Nofziger: I said, well, Mr. President, I'm here because there's a lot of people worried that you're going to go to Reykjavik and give away the store, and he said Linwood cause he always called me Linwood which is not my name. He said Linwood, I don't want you ever to worry about that. He said I still have the scars on my back from when I fought the Communists in Hollywood. He said don't ever worry about it.
Narrator: Gorbachev had his own problems. He needed an arms agreement. He could not manage both economic reform and the arms race, especially SDI. He would try his best to make Reagan give away the store.
Tarasenko: Propose to him a package beyond all the expectation -- to talk real big, see, that was his idea. Why we shall discuss all these small things? Let's come up with a big idea and sell it.
Narrator: Gorbachev offered Reagan everything he had wanted: they would both destroy half their long range bombers and missiles. Eliminate all the missiles threatening Europe. And he made a major concession on human rights.
Shultz: They agreed for the first time, that human rights would be a legitimate recognized, regular item on our agenda. They agreed to that. That was a breakthrough and with all due respect to the arms control breakthroughs, when you are breaking through on the nature of the relations between a government and its people, you're really getting a lot deeper than perhaps you think.
Narrator: Gorbachev, Secretary Shultz wrote, laid "gifts at our feet." The delegations worked all night to iron out the details of his proposal. The next morning, Gorbachev insisted that all the missile reductions he proposed were contingent on restricting SDI research to the laboratory. Reagan refused. The meeting appeared to be over.
Regan: He wanted to get out of there and be home. He wanted to be home for dinner that night if at all possible and with the change of hours if he left in the early afternoon, he could be home in Washington for dinner. And as a matter of fact I remember his talking to me about that saying, "Don, these things are really dragging on." And I had to say to him "Hang in there, Mr. President, I think we're winning."

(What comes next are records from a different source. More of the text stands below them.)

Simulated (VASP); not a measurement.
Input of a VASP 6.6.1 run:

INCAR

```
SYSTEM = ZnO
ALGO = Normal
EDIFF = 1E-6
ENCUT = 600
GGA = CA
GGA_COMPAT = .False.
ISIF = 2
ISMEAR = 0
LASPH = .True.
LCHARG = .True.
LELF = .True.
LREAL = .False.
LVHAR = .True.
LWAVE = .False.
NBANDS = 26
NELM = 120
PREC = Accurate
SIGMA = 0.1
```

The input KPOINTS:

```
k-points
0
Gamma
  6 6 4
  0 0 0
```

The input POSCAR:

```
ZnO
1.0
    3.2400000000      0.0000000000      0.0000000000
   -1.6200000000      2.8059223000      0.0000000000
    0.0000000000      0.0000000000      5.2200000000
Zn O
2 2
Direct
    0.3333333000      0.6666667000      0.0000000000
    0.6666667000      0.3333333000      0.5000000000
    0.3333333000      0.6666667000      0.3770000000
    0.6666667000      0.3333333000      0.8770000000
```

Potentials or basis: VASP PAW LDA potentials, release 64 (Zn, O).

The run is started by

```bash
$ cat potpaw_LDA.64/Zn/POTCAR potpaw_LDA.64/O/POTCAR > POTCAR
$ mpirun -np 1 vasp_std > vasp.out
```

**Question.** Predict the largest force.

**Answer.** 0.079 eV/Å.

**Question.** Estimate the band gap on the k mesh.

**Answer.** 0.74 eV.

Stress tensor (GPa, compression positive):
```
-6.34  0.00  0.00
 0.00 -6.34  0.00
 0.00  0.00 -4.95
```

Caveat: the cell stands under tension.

Sam Donaldson, Journalist: Mr. President, have you made any real progress, Sir?
Reagan: We're not through.
Donaldson: Are you going to meet again, sir?
Reagan: Yes.
Narrator: At this point the Soviets challenged the Americans to make a concession. The US delegation did. It agreed to abide by the treaty banning space defenses for 10 years. And proposed that during that time both sides scrap all -- not just half -- their long-range missiles. Reagan liked the boldness of the proposal.
Bessmertnykh: Reagan responded with the idea of having the complete elimination of strategic ballistic missiles. And Gorbachev said how about eliminating all the nuclear weapons instead of just going part by part. They actually moved each other to the direction of the discussion of the complete elimination of nuclear weapons. They were carried away. The two gentlemen were carried away with the historic ideas they had presented to each other.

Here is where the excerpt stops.